The project has been a subject of debate because it had rumoured that the money for the project had been diverted to another project of national interest.  This brought back old memories in the town about the closure of the BMC leather tannery in 2006.  The reason for the closure was environmental concern and the frequent breakdowns of the plant which meant belt tightening for the residents. 

In another development, Lobatse residents had expected to benefit from the Special Economic Zone policy which was approved in 2011 to diversify the economy and export base of the country into sectors that will continue to grow after the diamonds have run out.  This did not happen and the situation remained the same because residents are not empowered to exercise due diligence for what they want.  The conspicuous neglect of the town has made it to lose its glamour and the flare of independence that it enjoyed in the 60s.  The town is on a journey from cradle to grave, as some groups involved in golden jubilee festivities do not use it as the venue of their activities.  For example, the Great Botswana Marathon did not include the town in their marathon that follows historical buildings and sites and it appears nothing has been scheduled by BOT50 to take place in the town on or before 30th September.   Historically, Lobatse is the birth place of our political parties and our democracy, as Botswana and the Gambia were the only two counties in Africa which had multi-party democracy in the late 60s.  As we celebrate this legacy, it would be inconceivable to exclude Lobatse from observing the great fanfare of the country’s 50th anniversary of independence.  The music festival and the cultural event held in the town a head of the September 30th celebrations, cannot revive old memories of the town.  
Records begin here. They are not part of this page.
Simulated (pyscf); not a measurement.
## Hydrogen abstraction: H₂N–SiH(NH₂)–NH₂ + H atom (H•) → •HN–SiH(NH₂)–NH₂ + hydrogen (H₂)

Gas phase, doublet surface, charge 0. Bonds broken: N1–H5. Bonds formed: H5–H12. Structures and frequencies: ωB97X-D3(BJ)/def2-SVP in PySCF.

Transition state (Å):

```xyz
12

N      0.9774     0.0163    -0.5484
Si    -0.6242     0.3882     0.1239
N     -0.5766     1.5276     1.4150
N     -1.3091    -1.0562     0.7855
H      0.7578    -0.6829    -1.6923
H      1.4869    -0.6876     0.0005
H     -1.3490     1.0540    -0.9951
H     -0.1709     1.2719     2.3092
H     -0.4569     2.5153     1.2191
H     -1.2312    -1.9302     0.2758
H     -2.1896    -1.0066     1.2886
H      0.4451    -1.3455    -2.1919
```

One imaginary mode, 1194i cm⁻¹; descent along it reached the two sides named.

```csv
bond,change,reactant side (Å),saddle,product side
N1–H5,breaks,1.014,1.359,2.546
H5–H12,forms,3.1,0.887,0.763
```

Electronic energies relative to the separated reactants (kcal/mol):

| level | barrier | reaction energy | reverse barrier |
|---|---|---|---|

Lobatse has not only played an important role to our independence, but also to South Africa and Mozambique during their liberation struggle.  South Africa for its part is turning Fish Keitseng’s safe-house at Peleng into a national monument for hosting Nelson Mandela and Thabo Mbeki during the struggle.  In the same vein, the Mozambican government has announced its plan to transform the Kgaboesele family house also at Peleng into a museum for hosting Samora Machel during the liberation struggle of that country.  In this connection, the Botswana government should also do its part to declare the town a heritage site.   Because of its historical background, Lobatse has a potential to be one of the country’s tourist destinations.  Like in Francistown, Lobatse should have an information center and guides to conduct guided tours of the town, covering important historical sites lulled by a sense of neglect.  This would promote the country’s tourism industry and preserve our past because if we do not learn from history, will be doomed to repeat it.  We would perhaps need a department of antiquities to help maintain colonial ruins and existing buildings which are still in their original condition.  Some of these buildings, may not be in the colonial era category, but have an overriding historical significance like the prime minister’s residence in Gaborone which later became Radio Botswana and now the Directorate of Intelligence Services.